Despite its potential, AM in space faces several limitations and challenges. Assuring that materials printed in space have the same properties and performance as those manufactured on Earth is a significant challenge, especially under the harsh conditions of space that include extreme temperatures and radiation​. ⁽¹¹⁾Makaya, A., L. Pambaguian, T. Ghidini, T. Rohr, U. Lafont and A. Meurisse (2023). Towards out of earth manufacturing: Overview of the ESA materials and processes activities on manufacturing in space. CEAS Space Journal, 15(1), 69–75. Space presents unique environmental challenges, including microgravity and vacuum conditions. These factors can affect the printing process and the quality of the produced parts​. For regolith-based manufacturing, the quality and composition of lunar or Martian soil must be suitable for construction. Processes also need to be developed to efficiently extract and utilize these materials. ⁽¹²⁾​Farries, K. W., P. Visintin, S. T. Smith and P. van Eyk (2021). Sintered or melted regolith for lunar construction: State-of-the-art review and future research directions. Construction and Building Materials, 296, 123627. Many AM technologies are still at the developmental stage and require further testing and validation in order to assure they are reliable and safe enough for use in space missions. New manufacturing technologies must be integrated with existing spacecraft systems and operations, which can be complex and require significant modifications to current designs and processes.

Additive manufacturing in space: scientific publications

The scientific community has shown increasing interest in AM in space, as evidenced by the growing number of publications on the topic.

Figure D52 depicts the number of scientific documents published annually in the field of AM in space from 2014 to 2024. Several notable trends can be identified. Initially, this field experienced a slow growth rate from 2014 to 2015 indicating the nascent stages of research and foundational studies during this time. The number of publications began to rise significantly around 2016–2017, reflecting an increase in interest and early development efforts. This period likely marks the transition from exploratory research to more focused studies and early applications.

A notable dip appears in 2020, followed by a sharp increase. This surge suggests a period of accelerated research and significant advancements, possibly driven by technological breakthroughs, increased funding and heightened interest from both academia and industry. The subsequent years show a high level of activity, with another peak in 2023. Although has been a slight decline in 2024, the number of publications remains relatively high compared to the early years, indicating sustained interest and ongoing research efforts in the field.
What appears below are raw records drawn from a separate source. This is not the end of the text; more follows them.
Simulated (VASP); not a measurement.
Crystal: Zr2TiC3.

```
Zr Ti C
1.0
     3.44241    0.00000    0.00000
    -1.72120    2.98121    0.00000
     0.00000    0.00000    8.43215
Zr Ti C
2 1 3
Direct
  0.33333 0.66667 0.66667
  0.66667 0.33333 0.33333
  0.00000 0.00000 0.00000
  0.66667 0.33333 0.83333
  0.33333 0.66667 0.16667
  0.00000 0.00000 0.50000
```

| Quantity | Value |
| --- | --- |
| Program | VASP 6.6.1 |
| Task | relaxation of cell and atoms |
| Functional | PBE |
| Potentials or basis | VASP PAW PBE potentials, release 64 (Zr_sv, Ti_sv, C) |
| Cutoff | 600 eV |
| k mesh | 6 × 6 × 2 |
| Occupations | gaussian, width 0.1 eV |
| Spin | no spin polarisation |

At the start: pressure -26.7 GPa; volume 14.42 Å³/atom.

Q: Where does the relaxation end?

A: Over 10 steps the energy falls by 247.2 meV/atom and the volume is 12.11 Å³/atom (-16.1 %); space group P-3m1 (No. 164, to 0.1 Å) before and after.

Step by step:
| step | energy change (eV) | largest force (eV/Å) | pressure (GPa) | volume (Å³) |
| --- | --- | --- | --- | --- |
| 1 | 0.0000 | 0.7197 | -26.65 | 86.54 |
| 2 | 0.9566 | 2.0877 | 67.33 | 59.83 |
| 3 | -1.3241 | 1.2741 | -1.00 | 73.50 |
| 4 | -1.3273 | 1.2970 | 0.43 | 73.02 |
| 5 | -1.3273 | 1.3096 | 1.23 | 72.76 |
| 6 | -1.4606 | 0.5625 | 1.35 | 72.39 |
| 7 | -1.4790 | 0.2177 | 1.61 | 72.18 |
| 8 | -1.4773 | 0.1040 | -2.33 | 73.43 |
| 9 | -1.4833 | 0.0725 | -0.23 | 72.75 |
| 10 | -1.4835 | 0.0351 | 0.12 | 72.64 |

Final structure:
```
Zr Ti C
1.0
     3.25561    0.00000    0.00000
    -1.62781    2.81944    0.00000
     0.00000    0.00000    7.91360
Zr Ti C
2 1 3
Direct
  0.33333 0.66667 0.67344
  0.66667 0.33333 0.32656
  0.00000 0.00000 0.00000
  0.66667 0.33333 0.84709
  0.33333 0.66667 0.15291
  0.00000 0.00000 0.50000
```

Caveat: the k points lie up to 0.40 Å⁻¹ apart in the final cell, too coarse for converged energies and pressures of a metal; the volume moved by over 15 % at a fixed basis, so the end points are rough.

Figure D53 showing origin countries for scientific publications provides insights into the geographical distribution of research activity and highlights the leading contributors globally. The United States stands out as the dominant country in the field, with the highest number of publications. This dominance reflects significant investment in space technologies and a strong research infrastructure supporting advancements in AM. Germany follows, with substantial contributions indicating robust academic and industrial research capabilities in the country.

China is also a major player, with a considerable number of publications. This highlights China's growing focus on space exploration and advanced manufacturing technologies, driven by national initiatives and substantial funding. The Kingdom of the Netherlands and France have notable numbers of publications, signifying active research communities and potential collaborative projects within Europe.

Other countries, including the United Kingdom, Italy, Australia, the Republic of Korea and Finland, also contribute to the field, though to a lesser extent. This diverse but concentrated research effort underscores the global interest and collaborative nature of advancements in AM in space.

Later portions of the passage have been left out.